I've just finished reading the fourth book in the Lord of the Rings tetralogy. You didn't know about that one, did you? It's called Trashing the King, and as the story goes, the manuscript was left in one of those oaky Oxford pubs by a besotted editorial assistant and didn't resurface until after J.R.R. Tolkien's death. (Tolkien had tried to re-create it from memory but soon gave up and dedicated the rest of his life to penning The Silmarillion, possibly the most boring book ever written.)
The book's release was further delayed for another two decades because of a bitter legal dispute between the publisher, who insisted on retitling the volume Aragorn vs. the Yucky Uglies, and Tolkien's estate, which was adamant about using the author's preferred title, The King's Discontent. A fellowship of Tolkien champions continued pressuring the publisher to get the book into print, but it took the revived interest in Tolkien's work that came with Peter Jackson's movies to get the two sides to compromise on the title.
The book's sales have been dismal. As news spread about how depressing it is, even Tolkien's most ardent fans have refused to read it, arguing they don't want their memories of the first three volumes sullied by the fourth and even a brief synopsis would show how that could well happen.
You see, not all of the orcs and goblins and black-blooded scum met their end when Mount Doom went kerplooey. More than enough of them were left to stir up trouble with phony "grass-roots" agitation and crocodile outrage, all orchestrated by a cabal of neo-Uruk-Hai and Mordor collaborators. Even Sauron the Dark Lord was not quite dead. With the aid of unholy elvish magic that kept his heart beating, the monstrous, all-seeing Eyeball refused to put a lid on it, spending whatever political capital remained to him trying to justify why he promoted such horrible, murderous behavior throughout what became known as "The Age of Criminal Incompetence."

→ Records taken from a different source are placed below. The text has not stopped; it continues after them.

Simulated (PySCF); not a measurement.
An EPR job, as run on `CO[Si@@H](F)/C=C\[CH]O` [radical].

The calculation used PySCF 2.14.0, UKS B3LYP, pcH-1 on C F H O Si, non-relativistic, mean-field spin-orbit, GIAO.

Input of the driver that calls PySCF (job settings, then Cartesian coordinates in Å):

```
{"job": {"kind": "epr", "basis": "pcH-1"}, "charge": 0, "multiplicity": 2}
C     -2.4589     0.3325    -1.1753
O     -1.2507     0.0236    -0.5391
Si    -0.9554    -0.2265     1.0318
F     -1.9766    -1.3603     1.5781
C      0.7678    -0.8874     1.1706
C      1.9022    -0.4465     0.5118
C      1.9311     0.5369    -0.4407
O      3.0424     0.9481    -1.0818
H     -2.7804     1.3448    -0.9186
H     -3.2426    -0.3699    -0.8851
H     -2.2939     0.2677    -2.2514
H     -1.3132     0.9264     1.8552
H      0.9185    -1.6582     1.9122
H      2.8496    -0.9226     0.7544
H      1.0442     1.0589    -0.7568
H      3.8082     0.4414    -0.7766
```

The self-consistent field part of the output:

The very day after that glorious coronation Middle Earth threw for Aragorn at the end of Return of the King, those faithful to Sauron went about their dirty work, intent on undermining the popular leader. They spread a vicious lie he was not a real Gondorian, that in fact, he was born in the wilderness from whence came those savage Oliphaunt jockeys--even that he was in truth an Oliphaunt jockey, himself, who secretly hated the civilized men of Middle Earth. Every single thing he tried to accomplish for his people was met by sneaky Orc resistance. The disgusting vermin disguised themselves in human costumes and protested that Aragorn was forcing un-Gondorian ways down the throats of his countrymen. They even ridiculed his queen, calling Arwen a pointy-eared Balrog. Conducting this chorus of deceit was Wormtongue, who had escaped justice by convincing the gullible and slow of mind that he was the only fair and balanced voice left in Middle Earth and not the honorless and traitorous fox he had so often proven himself to be.
At first, only the most stunted of Middle Earth's residents accepted these scurrilous lies. Excluding brave Samwise Gamgee and Merry, the entire Southern Shire came to believe the Wormtongue filth. As we recall, Hobbits were never the sharpest blades in Middle Earth's scabbard, anyway. Even the impetuous Pippin Took started complaining about how Aragorn should be doing things different, how this wasn't the course he had thought he was cheering for when Aragorn was crowned ... even though he hadn't really given it much forethought at the time.
Under this onslaught of treachery and untruth, more men wavered and turned against Aragorn, blaming him for conditions that had developed long before his ascension. Sauron and his beastly minions had left behind so much desolation, ruination and corruption that Middle Earthers from Minas Tirith to the Buckleberry Ferry had few options for gratification or even gainful employment. The Nazgul ring-wraiths, those walking-dead, dragon-master kings of industry who had kept Sauron in power, had hitherto loaded many of Middle Earth's best opportunities on pirate corsairs and sent them permanently into the Western Sea, all to avoid awarding fair compensation or the benefits of a physician's care. Moreover, the villainous wizard Saruman had so thoroughly befouled Middle Earth's forests that Ents were staggering into Lower Rohan drenched with the vile ichor that had fueled Mordor's fires. Volunteers did their utmost to cleanse the poison from the poor creatures but thousands succumbed, leaving behind a throng of demoralized Ent-huggers.
Two years into Aragorn's tenure, and his agenda was in trouble deeper than the mines of Moria. Gandalf and the Baggins boys (Frodo and Bilbo) rushed back from Elrond's Retirement Village in which they had been sharing a gopher hole, but there was little they could do to help. As the book sadly illustrates, when impatient, unreflective and frightened men enter willingly into the fantasy that an era of criminal incompetence can be set entirely right within such a small count of days, they are perfectly capable of looking for answers within the same black arts that had brought them to such woe. Most people, concludes Tolkien, are like Gollum at heart, eager to believe that even the most self-destructive of paths is "Precious."
So, as you can see, Trashing the King is undoubtedly too disheartening for those who relished the hope Tolkien wrote into the rest of his opus magnum. But in the end, it's just a work of fiction, yes? In fact, I made it all up. There is no such book as Trashing the King. You can do that now, in this lesser age ... say anything you want. Who's to stop you?